The possibility of the shares of the Proprietatea Fund falling below the par value when they start trading on the Bucharest Stock Exchange on January 25th, doesn"t seem to worry the officials of the state at all, even though some of the former asset owners warned that they would sue the Romanian state if this were to happen, considering that they were compensated with shares with a par value of 1 leu.
"I don"t thinj anybody would have a problem if the shares of the Proprietatea Fund were to trade not at 1 leu, but at 0.9 lei/share", Horaţiu Radu, the agent of the Romanian Government with the European Court of Human Rights said yesterday, and he added: "Likewise, I don"t feel that anyone will have a problem if the stock were to trade above the par value. According to the case law of the European Court, fair compensation does not imply full compensation".
According to the law, the conversion of the compensation deeds into stock was made, until last week, at a fixed parity (1 leu of the amount requested as compensation equaled one share in the Fund).

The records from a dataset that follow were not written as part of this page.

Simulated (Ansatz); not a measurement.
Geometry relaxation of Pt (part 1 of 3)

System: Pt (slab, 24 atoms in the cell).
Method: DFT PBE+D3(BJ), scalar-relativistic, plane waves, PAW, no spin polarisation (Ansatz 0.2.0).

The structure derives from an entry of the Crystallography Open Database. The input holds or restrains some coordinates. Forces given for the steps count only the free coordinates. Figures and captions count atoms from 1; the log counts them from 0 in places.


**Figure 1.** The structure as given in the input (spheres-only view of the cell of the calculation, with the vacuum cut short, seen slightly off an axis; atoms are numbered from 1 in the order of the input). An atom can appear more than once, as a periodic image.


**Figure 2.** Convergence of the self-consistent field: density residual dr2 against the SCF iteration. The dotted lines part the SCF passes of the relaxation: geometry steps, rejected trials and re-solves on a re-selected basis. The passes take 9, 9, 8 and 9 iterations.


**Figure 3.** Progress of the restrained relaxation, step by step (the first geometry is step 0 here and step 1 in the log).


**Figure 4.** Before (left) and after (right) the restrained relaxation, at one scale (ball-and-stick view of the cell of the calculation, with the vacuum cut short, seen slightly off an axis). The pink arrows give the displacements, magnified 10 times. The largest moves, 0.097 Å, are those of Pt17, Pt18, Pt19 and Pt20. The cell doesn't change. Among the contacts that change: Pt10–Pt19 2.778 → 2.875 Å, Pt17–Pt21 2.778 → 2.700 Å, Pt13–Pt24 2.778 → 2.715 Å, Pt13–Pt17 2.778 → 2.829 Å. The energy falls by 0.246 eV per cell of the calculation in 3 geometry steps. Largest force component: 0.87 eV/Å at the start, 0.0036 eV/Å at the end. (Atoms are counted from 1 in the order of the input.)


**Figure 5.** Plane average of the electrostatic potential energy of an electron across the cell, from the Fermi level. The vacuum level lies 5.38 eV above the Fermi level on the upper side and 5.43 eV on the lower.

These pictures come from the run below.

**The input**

However, after the Fund gets listed on the Stock Exchange, the conversion will be done at the mean weighted price of the shares calculated based on the first 60 trading sessions, as provided by the law. Thus, the value of the stakes that the future shareholders will receive from the Fund will depend on how the shares will do in the market.
Horaţiu Radu answered that the listing of the Proprietatea Fund on the Stock Exchange, with a delay of almost six years, could reduce the number of lawsuits filed against the Romanian state with the European Court on the issue of the compensation. He said:
"Until now, the ECHR had been saying that the compensation system of offering shares in the Proprietatea Fund was all right, except it was theoretical and illusive, rather than concrete and effective because the Fund was not listed. Now that the fund is getting listed, the compensation system will be concrete and effective because the former owners will be entitled to receive money in exchange for the shares".
In mid October last year, the ECHR issued a CEDO a pilot-ruling which stated that the Romanian state had 18 months available to make order in its legislation for compensating the asset owners whose assets were nationalized during the communist regime.
The decision of the Court was issued in a case in which three former asset owners, born before 1940, were complaining that the Romanian authorities delayed for years paying them the compensation for their buildings and plots of land that the state seized from them during the communist period.